In the article, Data Science Should Monitor Big Brother by Arjan Haring, one important overlooked point here is that significant value, even from the point of view of the individual, is created when sellers have a better idea of what specific buyers want. Many, if not most, people don’t mind seeing recommendations on new books to read or movies to see, based on their own prior selections and what other similar buyers buy. And most people would prefer to see relevant ads, as opposed to irrelevant ones, and the creepy factor tied to remarketing ads that follow you around is diminishing simply because we see this practice everywhere. So the value is not all asymmetrically on the side of the seller.

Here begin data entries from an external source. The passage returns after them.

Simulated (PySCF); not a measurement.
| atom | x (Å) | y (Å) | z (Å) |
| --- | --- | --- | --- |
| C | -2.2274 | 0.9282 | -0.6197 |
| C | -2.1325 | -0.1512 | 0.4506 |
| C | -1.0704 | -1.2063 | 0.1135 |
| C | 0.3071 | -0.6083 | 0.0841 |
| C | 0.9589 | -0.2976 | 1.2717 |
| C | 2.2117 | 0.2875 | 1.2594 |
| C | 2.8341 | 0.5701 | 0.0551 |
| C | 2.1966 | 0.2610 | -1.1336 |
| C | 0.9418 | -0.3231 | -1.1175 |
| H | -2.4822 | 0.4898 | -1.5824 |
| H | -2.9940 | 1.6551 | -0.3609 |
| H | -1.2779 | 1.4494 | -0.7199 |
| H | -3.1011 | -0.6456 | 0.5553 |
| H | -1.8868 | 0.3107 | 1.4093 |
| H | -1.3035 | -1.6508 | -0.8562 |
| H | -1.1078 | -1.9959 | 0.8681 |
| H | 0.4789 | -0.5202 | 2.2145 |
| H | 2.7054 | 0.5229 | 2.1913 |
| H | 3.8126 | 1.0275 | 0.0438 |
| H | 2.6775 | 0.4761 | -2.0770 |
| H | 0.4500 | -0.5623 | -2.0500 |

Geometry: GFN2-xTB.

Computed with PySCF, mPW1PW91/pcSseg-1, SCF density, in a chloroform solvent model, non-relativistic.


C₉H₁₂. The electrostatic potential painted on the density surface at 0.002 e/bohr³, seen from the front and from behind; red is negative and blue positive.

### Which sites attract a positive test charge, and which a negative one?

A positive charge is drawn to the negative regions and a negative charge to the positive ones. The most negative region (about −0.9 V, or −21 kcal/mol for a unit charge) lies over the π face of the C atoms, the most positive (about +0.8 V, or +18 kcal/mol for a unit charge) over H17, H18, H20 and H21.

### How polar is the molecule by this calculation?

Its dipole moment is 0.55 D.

Lack of understanding of predictive models (and at least an intuitive grasp of Bayes rule) does create real problems. Predictive modeling is used in many situations where the class of interest (tax cheats, fraudulent insurance claims, likely criminal) is rare. While the data science model may do much better than random guessing at the cases of interest, it is often true that the cases flagged as “of interest” are more likely than not to be innocuous. If the prevalence of fraud is 1%, and a data mining model can quintuple the identification rate to 5%, it’s a very successful model in terms of lift, but 95% of its flagged cases are still wrong. If authorities place too much stock in their models, real harm can be done.
Perhaps the greatest scope for restoration of symmetry, or at least a rebalancing, may be the growth of intermediary sites like Yelp and Expedia, which stand between consumer and producer, have nothing but data at their disposal, and ultimately have to rely on providing real value to both sides of the equation.